In a photo captured by Sarahbeth Maney, we see Justice Jackson’s daughter, Leila, looking at her mother with the resilience, the pride, and the joy that young Black women from across the nation exuded toward the television screen. Today, the United States Senate has voted in favor of confirming Judge Ketanji Brown Jackson as an Associate Justice to the Supreme Court, making her the first Black woman to serve in the position. With this monumental moment, we take another leap toward a court that, as President Joe Biden described it, “reflects the full talents and greatness of our nation with a nominee of extraordinary qualifications.” We must view this confirmation not as a finished fight but as a victory on the road to a more equitable future.
Jackson’s confirmation, as seen by viewers across the United States, exhibited the need for increased diversity in our Supreme Court. Rather than asking questions regarding her qualifications or law experience, legislators interrogated her for her personal beliefs, many pertaining to women’s issues and Critical Race Theory, despite the lack of connection to her abilities as a judge. This confirmation hearing compared to that of other justices was an unacceptable scrutinization of Justice Jackson’s identity rather than her competency. Although the Harvard graduate professionally answered each question despite interruptions and outburst, such behavior from congressmen and women is intolerable.
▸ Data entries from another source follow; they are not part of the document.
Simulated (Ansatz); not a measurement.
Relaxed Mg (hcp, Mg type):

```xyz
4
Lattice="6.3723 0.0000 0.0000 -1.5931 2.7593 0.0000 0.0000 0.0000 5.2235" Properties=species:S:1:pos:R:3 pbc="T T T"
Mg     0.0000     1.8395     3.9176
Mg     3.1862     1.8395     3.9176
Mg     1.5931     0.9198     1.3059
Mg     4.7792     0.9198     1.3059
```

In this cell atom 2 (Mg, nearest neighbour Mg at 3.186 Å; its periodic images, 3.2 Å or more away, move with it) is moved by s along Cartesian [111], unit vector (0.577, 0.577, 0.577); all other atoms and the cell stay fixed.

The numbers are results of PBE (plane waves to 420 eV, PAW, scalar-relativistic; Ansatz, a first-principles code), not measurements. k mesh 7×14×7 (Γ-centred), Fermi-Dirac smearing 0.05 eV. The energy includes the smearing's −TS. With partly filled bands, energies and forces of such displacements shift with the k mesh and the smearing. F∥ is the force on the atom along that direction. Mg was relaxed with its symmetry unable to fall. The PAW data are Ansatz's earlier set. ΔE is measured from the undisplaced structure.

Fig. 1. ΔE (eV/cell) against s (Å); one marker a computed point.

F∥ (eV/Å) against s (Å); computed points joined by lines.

Despite the blatant attempts to disparage her qualifications, Justice Jackson emphasized in her speech to Congress and throughout the hearings the importance of diversity in all institutions. In Our Turn’s Truth(Ed) campaign, we power our advocacy with truthful textbooks and lessons that celebrate each student in the classroom. It is our belief that diversity anywhere drives the force for diversity everywhere. As we see the amount of people moved by this confirmation, the power of representation in education is amplified. From the ability to hold progressive discourse regarding race to the empowerment of students of color to fill leadership roles, the need for visibility is emphasized by Justice Ketanji Brown Jackson’s position.
We cannot accept this as a final resolution. We must continue to work toward a tomorrow in which barriers confining spaces of power no longer prevent mobility. We must create a judicial branch that looks like the country it serves. We must generate reform that enhances the facilitation of critical thinking through active conversations regarding diversity and inclusion. We must continue to fight. However, in this moment, we must also remember the smile that Leila gave her mother, watching her create the representation that was never before available. We must remember the tears shed by Senator Cory Booker as he recalled the work of Black women through history to finally reach this joy. We must remember the work to be done, but we must also celebrate how far we have come.